Welfare 'reform': attack the poor
The final report of the government's Welfare Reform Reference Group gave the Coalition government what it wanted. It proposes the extension of "mutual obligation" requirements to all social security recipients of working age (16-64). The establishment media claim that the report "borrows policy ideas from both sides of politics" (Australian, August 17). This is because there is really only one side on social security issues in major party politics.
In its review of the social security system, the group did not concern itself with the human needs of recipients. Its report states: "While we have not attempted to assess what represents an adequate level of income support, we emphasise the importance of maintaining adequacy". This assumes, falsely, that social security payments are adequate. Objective measures such as the Henderson poverty line and the budgetary standards produced by the Social Policy Research Centre at the University of New South Wales show these payments are at poverty level.
The group drew into its work many of the organisations active in welfare provision or advocacy. Their input aided the group in suggesting to the government the tone, the arguments and the measures to achieve the next stage in social security cutbacks while strengthening the system as a mechanism of control.
The report hints that the current limit to direct cuts to payments and the imposition of financial penalties for "breaches" of administrative rules may have been reached. The concept that welfare is a right, provided by society to those in need, is apparently more vulnerable: the report says that only "people who participate consistently with their circumstances and capacities" should be eligible for payments.
This is a call to determine who is most vulnerable, and then attack. Thus the only detailed proposal in the report is for annual compulsory interviews to discuss possible education or employment for parents with children six to 12 years of age and a requirement of job-seeking, education or employment for parents with children aged 13 or more. The aim is to convert pensions for sole parents and partners of the unemployed into a job-search allowance.
The broader extension of "mutual obligation" requirements to include disability pensioners, unemployed 35 years of age and older and low-income workers who may be eligible for some social security payment has the same basic result. Despite the report's rhetoric about "circumstances" and "voluntary compliance", the reality is compulsion. All social security recipients will be subjected to "individualised service delivery", which will assess their "needs" in order to resume "economic participation" — that is, looking for paid work. Their involvement in these "services" will be monitored, thus developing into a broad system of surveillance.
The driving of social security recipients into job-seeking is not matched by any requirement on government or business to provide more jobs, however. There are already six officially unemployed people chasing every job vacancy, so job competition will increase, pushing wages down, especially if government plans for wage deregulation also succeed. Yet the report acknowledges that social security recipients generally want to work, but have little financial incentive to take lower paid jobs. The government's need to compel "participation", by threatening to cut social security payments, will grow as wages fall.
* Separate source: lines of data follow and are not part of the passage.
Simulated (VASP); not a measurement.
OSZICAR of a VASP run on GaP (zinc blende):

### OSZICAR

Still, the ALP and the Democrats "welcomed" the report: "We also believe in the principle of mutual obligation", Labor's family and community services spokesperson, Wayne Swan, declared, making clear the insignificance of the ALP's claim to a policy difference. Australian Council of Social Services president Michael Raper has tried to pick out positive and negative features in the report.
Fortunately, welfare groups in Tasmania are offering a lead in opposing the extension of "mutual obligation"; they have called for a boycott of programs which include cuts in social security entitlements for those who don't participate. An attitude of opposition among welfare groups and all other people interested in defending the right to welfare could yet reverse the attempt to convert the social security system into a means of controlling and harassing the poor.